I recently posted a tweet of an old quote from Zig Ziglar: “If people like you, they’ll listen to you, but if they trust you, they’ll do business with you.”
Here’s a simple question for all of you, especially those in retail. What have you done to build trust with your target audience?
The truth is, building trust, no matter what your business is, has always been the most critical component of success. These days consumers have so many choices, and building trust becomes that much more critical.
Wandering through cyberspace I found an interesting article and website I want to suggest you bookmark, business-wisdom.com. The author, Harvey Simkovits, listed nine components to building trust and then added two more—when you have to regain trust after losing it. I’ve added my own definitions to his list.
• Rapport: build relationships.
• Honesty: being truthful is critical.
• Sincerity: follow through on your promises.
• Respect for Self and Others: it’s all in the way you’re perceived in your communications and actions.
• Openness: the more open you are the more trust you’ll gain.
• Competency: you don’t have to be the expert on everything, but your staff does.
• Mutualism: stay focused on win-win scenarios with all parties involved in the process.
• Admission: when you do make a mistake, don’t sweep it under the rug.
• Recovery: when you don’t keep a promise, be up front on why, apologize and then work to follow through.
Just think about the choices consumers have today to buy virtually any product, especially in photography. A quick trip to Google to find out how many Internet users there are in the world yields this: Statista.com forecasts the number of Internet shoppers in the U.S. market will hit 211 million in 2016.
While those numbers might seem overwhelming, the truth is, especially in photography, the retailer with a brick-and-mortar location actually has the unique advantage of being able to physically show products, help the consumer, and in turn build that all-important trust.
And, a retailer with a great website, a consistent blog and good inventory is already on the path to building trust. Here’s a checklist of trust-building components you want to make sure you’re on top of as they relate to retail and the business of photography.
A Trust-Building Checklist
Your reputation. The word “reputation” has so much more depth today than during the days before the Internet. Because shoppers have so many choices to buy from, your reputation plays a critical role.
Let’s start with the design of your website. Just like a retail storefront, it needs to be easy to navigate. It needs to have the right inventory/selection, and it needs great graphics so people can see what they’re buying. Like the difference between Macy’s and Nordstrom, a visit to your site needs to be an experience that stands out. Your website needs to be a place where people like to shop and, even more important, share with friends.
Pricing. Everybody always thinks pricing is the only key. Sorry, I don’t buy it. Being competitive is a key and pricing is one serious component, but so are add-on promotional items, packages and a broad range of accessories.
Let’s take a quick trip down memory lane to Polaroid, where I first met many of you. Polaroid did a lot of research on the concept behind the Spectra line. When it was introduced, it was the largest instant photography system in the world, with dozens of accessories. Polaroid had worked hard to build out a broad selection of accessories after research showed consumers wanted products with more choices to enhance their creativity and picture-taking experience.

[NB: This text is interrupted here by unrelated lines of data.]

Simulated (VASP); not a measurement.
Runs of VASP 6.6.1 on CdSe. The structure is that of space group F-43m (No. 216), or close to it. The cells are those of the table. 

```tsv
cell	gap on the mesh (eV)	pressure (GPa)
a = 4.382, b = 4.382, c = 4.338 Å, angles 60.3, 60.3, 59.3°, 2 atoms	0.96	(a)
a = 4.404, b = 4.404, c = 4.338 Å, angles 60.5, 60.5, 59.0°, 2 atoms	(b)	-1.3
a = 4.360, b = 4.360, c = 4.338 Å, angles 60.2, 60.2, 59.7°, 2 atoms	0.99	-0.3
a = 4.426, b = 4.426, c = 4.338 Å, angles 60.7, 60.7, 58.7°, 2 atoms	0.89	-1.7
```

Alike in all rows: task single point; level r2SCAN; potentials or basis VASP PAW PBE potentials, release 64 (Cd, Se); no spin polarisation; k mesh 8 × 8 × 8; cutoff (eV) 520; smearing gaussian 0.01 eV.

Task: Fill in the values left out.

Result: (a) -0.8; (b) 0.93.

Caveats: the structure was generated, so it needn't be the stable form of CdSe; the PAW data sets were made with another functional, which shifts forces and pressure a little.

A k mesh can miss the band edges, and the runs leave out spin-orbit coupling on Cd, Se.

Well, here’s where the depth of your inventory, educational programs and the support you give each customer plays a role, together with your pricing.
Your Blog. In previous columns I’ve talked about your website being about what you sell, while your blog is about what’s in your heart. Staying consistent with regular posts (at least twice a week) helps you build a relationship with your readership. Relevant content gives you a chance to talk about their primary interests in photography. Again, everything you’re doing is under the umbrella of building trust and, in turn, building a relationship with your target audience.
Educational Programs. With technology changing every day, as I’ve written in the past, the photo retailer has an opportunity to help customers raise the bar on their skill set. Whether it’s mom just doing grab shots with her phone or somebody in the family with more sophisticated gear, the goal is to help them develop a unique pride in their images. Through your website, blog and in-store programs, you have a chance to set the pace in helping them become better artists.
Transactions, Delivery Time and Return Policies. They’re all part of what makes the experience your customers have memorable, obviously in a positive way. Keep things simple, stand behind your promises and be ready to handle complaints quickly. Remember, every consumer today has the reach only a photographic magazine had just a few years ago.
Hopefully, I’ve given you some things to think about. And here’s one more: you’ve got to make yourself unique. Look for ways to make your business stand out. Bring your employees into the process, so they understand the importance of the role they play in building a stronger business.